Saturday, June 19, 2010

Sen. Al Melvin: Too Busy for Debates

Posted By on Sat, Jun 19, 2010 at 9:58 PM

State Sen. Al Melvin (R-LD26)
  • State Sen. Al Melvin (R-LD26)
Republican state Senator Al Melvin declined a challenge by his Democratic contender, Cheryl Cage, to a series of one-on-one debates before the November general election, saying he can’t fit it into his schedule.

“I told her I’m busy,” Melvin says. “I’m going door to door.”

Cage, who lost the Legislative District 26 Senate race to Melvin in 2008 by fewer than 2,000 votes, says she thinks Melvin won’t debate her because he would have to defend his “abysmal” voting record.

“I mean, it’s completely against what the voters of LD26 want,” she says. “He voted for payday loan people to stay in business and 63 percent of our constituents voted against that. He voted 100 percent of the time against public education and we passed Prop 100 by a two-to-one margin.”

Democrat Cheryl Cage
  • Democrat Cheryl Cage
Though the two will not debate one-on-one this election season, they will attend several candidate forums alongside other legislative candidates in the coming months.

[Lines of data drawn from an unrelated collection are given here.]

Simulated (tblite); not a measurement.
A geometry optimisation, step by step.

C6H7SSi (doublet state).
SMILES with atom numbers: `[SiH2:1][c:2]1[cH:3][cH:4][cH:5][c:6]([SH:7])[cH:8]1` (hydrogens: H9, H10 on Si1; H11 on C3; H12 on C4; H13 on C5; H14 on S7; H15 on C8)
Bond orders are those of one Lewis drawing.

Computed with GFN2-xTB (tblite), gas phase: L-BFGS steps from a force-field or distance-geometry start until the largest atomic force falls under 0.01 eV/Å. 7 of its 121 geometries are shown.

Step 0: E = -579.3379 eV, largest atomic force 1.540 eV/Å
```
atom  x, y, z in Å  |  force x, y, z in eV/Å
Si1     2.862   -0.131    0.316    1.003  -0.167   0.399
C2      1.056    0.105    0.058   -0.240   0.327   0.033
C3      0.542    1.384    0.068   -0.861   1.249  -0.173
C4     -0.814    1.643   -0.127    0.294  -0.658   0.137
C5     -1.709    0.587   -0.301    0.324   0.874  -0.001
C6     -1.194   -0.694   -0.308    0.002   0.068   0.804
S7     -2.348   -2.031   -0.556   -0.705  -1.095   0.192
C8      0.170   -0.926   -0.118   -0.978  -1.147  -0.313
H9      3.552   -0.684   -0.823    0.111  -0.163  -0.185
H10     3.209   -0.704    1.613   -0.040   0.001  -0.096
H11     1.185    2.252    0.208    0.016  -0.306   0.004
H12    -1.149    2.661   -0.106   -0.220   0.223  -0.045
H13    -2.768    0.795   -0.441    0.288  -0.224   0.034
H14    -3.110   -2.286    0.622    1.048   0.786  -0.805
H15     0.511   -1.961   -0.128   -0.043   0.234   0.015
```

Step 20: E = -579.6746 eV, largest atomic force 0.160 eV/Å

Besides those chances, Melvin says the voters can learn about the candidates on their own.

“I would encourage people to look at her website and look at my website,” Melvin says. “You know politics is education—there are many different ways for the voters to see the positions of the candidates.”

But you won't be seeing Melvin’s position on KUAT's Arizona Illustrated or in the editorial pages of the Arizona Daily Star and the Arizona Republic.

Melvin says he and other southern Arizona Republican lawmakers are issuing a boycott of the major local media outlets until the news organizations hire at least one “center-right” person to their editorial boards.

“They’re totally slanted to the left,” he says. “There is nothing fair and balanced about it and we’re not going to be a party to it.”

Though they are still talking to reporters from the papers, Melvin says they will not have anything to do with the editorial boards—and will not participate in endorsement interviews.

“The outcome is so obvious from the beginning that it makes no sense for us to participate (in the endorsement process),” he said.